It added the High Ambition Coalition is not only failing to finalise a Treaty during this round of negotiations, but the text is lowering its ambition by the minute.

Laura Meller of Greenpeace’s Protect the Oceans campaign said from New York:
“The oceans sustain all life on Earth, but the greed of a few countries means this round of talks for a UN Ocean Treaty are now set to fail. The High Ambition Coalition has utterly failed. They should be the No Ambition Coalition. They’ve obsessed over their hypothetical future profits, undermining all the other progress made at these talks. Unless ministers urgently pick up the phone today to their counterparts and hammer out a deal, this Treaty process will fail.’

“Less than two months ago I was in Lisbon, at the UN Ocean Conference, listening to these leaders promise they would deliver a strong Global Ocean Treaty this year. Now we are in New York and the leaders are nowhere to be found. They’ve broken their promises.”

Meller added: “We are sad and angry. Billions of people rely on healthy oceans, and world leaders have failed all of them. It now looks like protecting 30% of the world’s oceans will be impossible. Scientists say this is the absolute minimum necessary to protect the oceans, and failure at these talks will jeopardise the livelihoods and food security of billions. We’re beyond disappointed.”

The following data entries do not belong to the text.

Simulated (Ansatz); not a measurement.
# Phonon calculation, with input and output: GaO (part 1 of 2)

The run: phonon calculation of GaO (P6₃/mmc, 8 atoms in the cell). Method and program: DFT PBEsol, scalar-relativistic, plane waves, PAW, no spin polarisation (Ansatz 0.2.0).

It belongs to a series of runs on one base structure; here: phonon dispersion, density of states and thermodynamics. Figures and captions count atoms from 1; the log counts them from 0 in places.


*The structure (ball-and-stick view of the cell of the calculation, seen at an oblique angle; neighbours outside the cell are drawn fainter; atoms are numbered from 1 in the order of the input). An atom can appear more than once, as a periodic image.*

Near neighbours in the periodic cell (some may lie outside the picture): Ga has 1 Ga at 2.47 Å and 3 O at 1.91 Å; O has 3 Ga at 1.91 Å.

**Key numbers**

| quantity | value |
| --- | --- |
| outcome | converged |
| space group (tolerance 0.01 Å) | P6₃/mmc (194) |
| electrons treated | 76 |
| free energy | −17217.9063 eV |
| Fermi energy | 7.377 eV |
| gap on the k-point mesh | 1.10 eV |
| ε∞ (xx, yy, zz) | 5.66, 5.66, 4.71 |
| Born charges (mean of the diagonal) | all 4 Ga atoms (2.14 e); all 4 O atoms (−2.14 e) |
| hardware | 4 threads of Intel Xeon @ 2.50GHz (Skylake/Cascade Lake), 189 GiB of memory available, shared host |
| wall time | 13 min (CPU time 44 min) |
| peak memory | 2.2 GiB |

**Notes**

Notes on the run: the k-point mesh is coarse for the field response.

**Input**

UN Secretary General Antonio Gutierrez warned back in June at the UN Ocean Conference in Lisbon that the ‘egoism’ of some countries was hampering progress in these talks. At that same conference, countries committed at the highest political levels to delivering a strong Treaty.

Greenpeace added the failure to agree a Treaty will make delivering 30×30, protecting 30% of the world’s oceans by 2030, practically impossible.